I have some trouble with a inequality problem.
I have to find two values that will work in the given inequality. The problem goes as follows:
Let $0 < x <2.$ Find real numbers $1 < a < b < 2,$ so that
$$a \leq \frac{(x+3)}{(x+2)} \leq b.$$
I tried to solve this problem by multiplying the whole function with $(x+2)$, but that didn't work since then $a = 1$, which is wrong.

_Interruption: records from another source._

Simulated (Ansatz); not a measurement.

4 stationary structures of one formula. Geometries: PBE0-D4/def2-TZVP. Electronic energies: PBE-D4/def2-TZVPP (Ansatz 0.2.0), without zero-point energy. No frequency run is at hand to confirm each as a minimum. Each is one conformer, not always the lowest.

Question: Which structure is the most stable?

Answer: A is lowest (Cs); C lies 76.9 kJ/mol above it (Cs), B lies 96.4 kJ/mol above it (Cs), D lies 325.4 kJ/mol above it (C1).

Any and all help is very appreciated!
Let $f(x) = \frac{x+3}{x+2}$, take the derivative we get $f'(x) = -\frac{1}{(x+2)^2}$. Notice $f'(x) < 0$ for all $x$ in it's domain, which tells us that $f(x)$ is a decreasing function.
We can now say that the maximum of $f(x)$ on the domain $0 < x < 2$ will occur when $x=0 \rightarrow f(0)=\frac{3}{2} = 1.5$ similarly minimum occurs when $x=2 \rightarrow f(2) = \frac{5}{4} = 1.25$
We can therefore say, no matter the value of $x$, $1.25 \leq \frac{x+3}{x+2} \leq 1.5$.
Here is a Desmos graph to help you visualize.
Hope this helps!